Gold is accessible to the common man, but platinum is way beyond reach.
If that is the common impression, it is time to change it. Surging 40 per cent in the last one year, gold has already caught up in absolute price, with the rarer precious metal — platinum.
In fact, for a brief period last week, you could have bought platinum at a price cheaper than gold. In rupee terms, platinum now trades at about Rs 27,460/10 grams, barely Rs 300 higher than 24 carat gold (at Rs 27,160).
Narrowing price differential
The phenomenon of gold prices trading neck and neck with platinum is rare and has occurred only twice in the last 20 years.
On an average, platinum has traded at one-and-a-half times the price of gold in the last five years (the ratio was as high as 2 times in 2008). However, the differential began to narrow dramatically since the beginning of 2011.
The recent parity between gold and platinum prices has some market watchers recommending that investors buy platinum, as the ratio between the two metals will eventually revert to mean.
“Platinum is trading at a discount to gold for the first time in 20 years. Buying platinum and selling gold is a good strategy for the short term,” says Mr Dharmesh Bhatia, Associate Vice-President, Kotak Commodities, predicting that the platinum-gold ‘spread' (difference in prices) could go as high as $230/ounce if platinum manages a rebound.
‘New normal'
However, others believe that higher gold prices are the ‘new normal', as the factors driving gold demand are unique.
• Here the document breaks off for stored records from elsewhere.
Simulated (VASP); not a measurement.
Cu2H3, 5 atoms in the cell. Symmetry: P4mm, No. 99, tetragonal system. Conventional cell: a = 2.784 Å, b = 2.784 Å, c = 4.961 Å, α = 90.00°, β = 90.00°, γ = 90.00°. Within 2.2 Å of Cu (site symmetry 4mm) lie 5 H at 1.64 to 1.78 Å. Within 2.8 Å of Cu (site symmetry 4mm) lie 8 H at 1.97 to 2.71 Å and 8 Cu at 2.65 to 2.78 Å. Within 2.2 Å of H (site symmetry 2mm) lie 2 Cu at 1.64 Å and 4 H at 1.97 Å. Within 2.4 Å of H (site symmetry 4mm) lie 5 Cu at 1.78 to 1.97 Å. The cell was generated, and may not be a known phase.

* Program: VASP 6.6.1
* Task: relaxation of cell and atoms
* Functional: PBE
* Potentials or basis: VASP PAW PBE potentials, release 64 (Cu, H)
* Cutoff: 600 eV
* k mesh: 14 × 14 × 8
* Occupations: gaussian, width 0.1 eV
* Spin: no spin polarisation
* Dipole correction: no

Ms Lakshmi Iyer, Head of Products at Kotak Mutual Fund, says: “With central bankers resorting to pump-priming their economies by printing currency, there is a general lack of faith in fiat currencies. This has prompted a shift into gold, which cannot be printed out of thin air. Then, you have the classic under-ownership issue. Gold is the least owned asset in global forex reserves. The demand-supply gap in gold has also been growing.”
Different drivers
In fact, the fundamental difference between gold and platinum becomes clear when one looks at where their demand comes from. Around 61 per cent of the global demand for platinum came from the automotive and industrial sectors (glass, electronics and chemicals) in 2010.
In contrast, only 12 per cent of the gold demand originated from industrial users, with jewellery making up half the demand.
Safe haven
Now, economic worries in the developed world have depressed the outlook for industrial growth and dented platinum prices. But, gold has been supported by soaring jewellery demand from India and China.
With its spectacular returns and the safe-haven factor, gold has also attracted much more investor interest than platinum.
While ‘investments' through exchange traded funds and other vehicles today make up nearly 40 per cent of the annual gold purchases, similar investments account for just 7-8 per cent of global platinum purchases.